Coherence federated caching implements an eventual consistency model between sites for the following reasons:

  • The data center can be anywhere; the location is not constrained by latency or available bandwidth.

  • Tolerance for unavailability of the remote data center or cluster is extremely desirable. Note that it is very hard to tell the difference between communications being down and a remote cluster being down, and it is not necessary to differentiate.

  • Full consistency in active-active configurations requires some sort of distributed center concurrency control, as well as synchronous writes. This can have a significant impact on performance and is not desirable. Instead, where consistency matters, you can use stretch clusters with synchronous replications. In this case, it is reasonable to assert a maximum latency between data centers, with guaranteed bandwidth.
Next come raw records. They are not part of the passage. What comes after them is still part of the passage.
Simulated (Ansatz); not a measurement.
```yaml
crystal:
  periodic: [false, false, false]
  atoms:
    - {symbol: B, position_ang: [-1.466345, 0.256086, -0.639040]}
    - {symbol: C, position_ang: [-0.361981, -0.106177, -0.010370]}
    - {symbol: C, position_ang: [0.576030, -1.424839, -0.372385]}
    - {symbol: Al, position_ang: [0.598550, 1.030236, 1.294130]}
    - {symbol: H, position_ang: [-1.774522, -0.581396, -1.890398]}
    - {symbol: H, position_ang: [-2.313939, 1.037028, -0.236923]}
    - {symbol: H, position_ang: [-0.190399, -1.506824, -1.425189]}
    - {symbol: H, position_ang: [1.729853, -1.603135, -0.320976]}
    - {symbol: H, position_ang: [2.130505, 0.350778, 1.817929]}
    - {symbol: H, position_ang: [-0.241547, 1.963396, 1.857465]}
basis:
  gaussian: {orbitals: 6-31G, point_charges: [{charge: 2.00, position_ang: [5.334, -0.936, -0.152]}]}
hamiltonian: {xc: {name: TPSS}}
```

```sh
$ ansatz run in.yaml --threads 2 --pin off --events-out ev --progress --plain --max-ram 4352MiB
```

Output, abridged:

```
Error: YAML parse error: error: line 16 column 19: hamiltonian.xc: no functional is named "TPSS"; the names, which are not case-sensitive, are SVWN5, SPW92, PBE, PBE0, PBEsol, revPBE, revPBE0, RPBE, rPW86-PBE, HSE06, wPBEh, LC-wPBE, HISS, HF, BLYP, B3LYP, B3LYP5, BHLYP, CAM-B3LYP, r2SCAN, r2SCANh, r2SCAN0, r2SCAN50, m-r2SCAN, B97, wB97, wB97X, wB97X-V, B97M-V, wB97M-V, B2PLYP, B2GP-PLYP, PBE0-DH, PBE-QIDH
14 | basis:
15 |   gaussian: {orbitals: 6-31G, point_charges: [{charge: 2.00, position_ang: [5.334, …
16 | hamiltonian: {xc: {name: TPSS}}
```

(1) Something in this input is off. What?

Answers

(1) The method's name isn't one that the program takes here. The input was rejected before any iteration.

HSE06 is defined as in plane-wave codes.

See Federating Caches Across Clusters in Administering Oracle Coherence.

Coherence GoldenGate Hot Cache

Within a single Coherence cluster with a mix of data, where some of the data is owned by the database and some of it is owned by Coherence, you can use both Coherence Read-Through cache and Coherence GoldenGate Hot Cache.

The choice between HotCache and Read-Through cache comes down to (1) whether Read-Through may lead to stale reads if the database is updated behind Coherence's back and (2) whether the real-time nature of HotCache is preferred for other reasons. There can also be situations where both HotCache and Read-Through are used together, for example to push real-time updates via HotCache, but then to handle the case where data was removed due to eviction or expiration.

See Integrating with Oracle Coherence GoldenGate HotCache in Integrating Oracle Coherence.

Database

Oracle Database provides several features such as Oracle Data Guard, Oracle Real Application Clusters (Oracle RAC) and others that can be integrated to provide high availability of the database in MAA architectures. See Oracle Database High Availability and Disaster Recovery. Regardless of the topology, the goal is to minimize the time that it will take for switchover and failover of your databases.

To achieve high availability of your database for both planned and unplanned outages, Oracle recommends using an active-passive configuration with a combination of the following features:

  • Oracle RAC as the highly available database. See Introduction to Oracle RAC in Real Application Clusters Administration and Deployment Guide.

  • Oracle Data Guard because it eliminates single points of failure for mission critical Oracle Databases. It prevents data loss and downtime by maintaining a synchronized physical replica of a production database at a remote location. If the production database is unavailable for any reason, client connections can quickly, and in some configurations transparently, failover to the synchronized replica to restore service. Applications can take advantage of Oracle Data Guard with little or no application changes required. See Introduction to Oracle Data Guard in Data Guard Concepts and Administration.

    In a supported WebLogic Server MAA architecture, Oracle recommends using the Oracle Data Guard maximum availability protection mode. This protection mode provides the highest level of data protection that is possible without compromising the availability of a primary database. It ensures zero data loss except in the case of certain double faults, such as failure of a primary database after failure of the standby database. See Oracle Data Guard Protection Modes in Oracle Data Guard Concepts and Administration.

    Note:

    Oracle Data Guard can only be used in active-passive configurations, but guarantees zero-data loss.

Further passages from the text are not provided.